For my birthday, I decided I wanted a tea party, complete with cute little cup cakes and triangular sandwiches. Originally I was going to buy the sandwiches, but I couldn’t bring myself to spend £20 on a plate of them when I could make them myself for half the price. So R and I made batches of cream cheese and smoked salmon, rare roast beef with horseradish mayo, Belgian ham salad with dijonnaise and cheddar cheese with red onion chutney. Delicious!
But of course, I had to do something with all my cake decorating goodies!
So R and I dyed some fondant with the Wilton paste colours I bought at Hobbycraft, and rolled it out. Then, we used the set of four blossom plunger cutters from PME to cut out these cute flowers.

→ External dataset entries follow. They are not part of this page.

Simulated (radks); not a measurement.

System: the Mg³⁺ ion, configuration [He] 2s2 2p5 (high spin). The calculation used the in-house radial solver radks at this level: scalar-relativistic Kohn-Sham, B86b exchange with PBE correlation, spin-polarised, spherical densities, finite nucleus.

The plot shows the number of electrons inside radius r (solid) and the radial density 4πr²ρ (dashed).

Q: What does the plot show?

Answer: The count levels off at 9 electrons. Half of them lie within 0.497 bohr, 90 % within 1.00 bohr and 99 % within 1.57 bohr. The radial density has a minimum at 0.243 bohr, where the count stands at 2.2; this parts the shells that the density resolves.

I also tried out making a patchwork effect on some of the flowers using a spice brown food colouring pen. What do you reckon?
It worked well using that colour on the pink icing, because it turned a slightly darker pink. I’d like to play around with this idea more on other projects.
One of the things I really wanted to try from Peggy Porschen’s Cake Chic was her anemone flower – if you have the book, you might have seen it on the back on the cover. Everything I needed except the veining tool turned up from Jane Asher, but the anemone cutters were much smaller than I had thought they’d be. But as you can see, the flower still turned out pretty well!
I decided to use ivory lustre powder instead of a pink blossom tint on this, and I think it came out quite well! The only thing is, the petals were very delicate and the whole thing got stuck in my palette when I tried to remove it. Totally tragic! But, I like the effect so much I might try doing the same thing with red petals to make poppies. The only things you can’t eat about this flower are the stamens, which are made of wire.
Here are the flowers sitting in the palette, drying off and getting a bit of shape to them. This is just a cheap plastic artist’s palette from eBay, which only cost a couple of pounds including postage, bonus! The perfect shape for little flowers. Don’t they look sweet? I’d leave them here if I didn’t have a load of cakes to decorate!
And here they are! Peggy Porschen’s cupcake and buttercream recipes. Her cake recipe calls for four eggs for 24 cupcakes, which seems like a lot, but works perfectly. Once you’ve baked them, she asks you to soak them in sugar syrup as well, which seems excessive, but does make a nice moist cake. The buttercream is nice, but I think I’m a bit over how sugary it is. It’s a bit toooo sweet.
Here’s one of my patchwork flowers on the top of a cupcake.
It’s so easy to decorate cupcakes with these – the plungers are really easy to use, and although I curved the petals with a boning tool and set them in a palette, you could skip these steps and they’d still sound great (get me, I sound like I know what I’m talking about!).
I’m still not confident about piping on the buttercream – it never looks as good as other people’s, but luckily I think I’ll have plenty of opportunities to practice!
Here they all are – pretty as a picture! But, please don’t look at my poor little anemone… It broke when I tried to take it out of the palette, and also when I tried to put it on the cupcake. Darn it!
Well, I had a lovely birthday thanks to my family and friends, and a great time trying out sugarcraft properly for the first time… I just wish I knew what to do with rose petal cutters!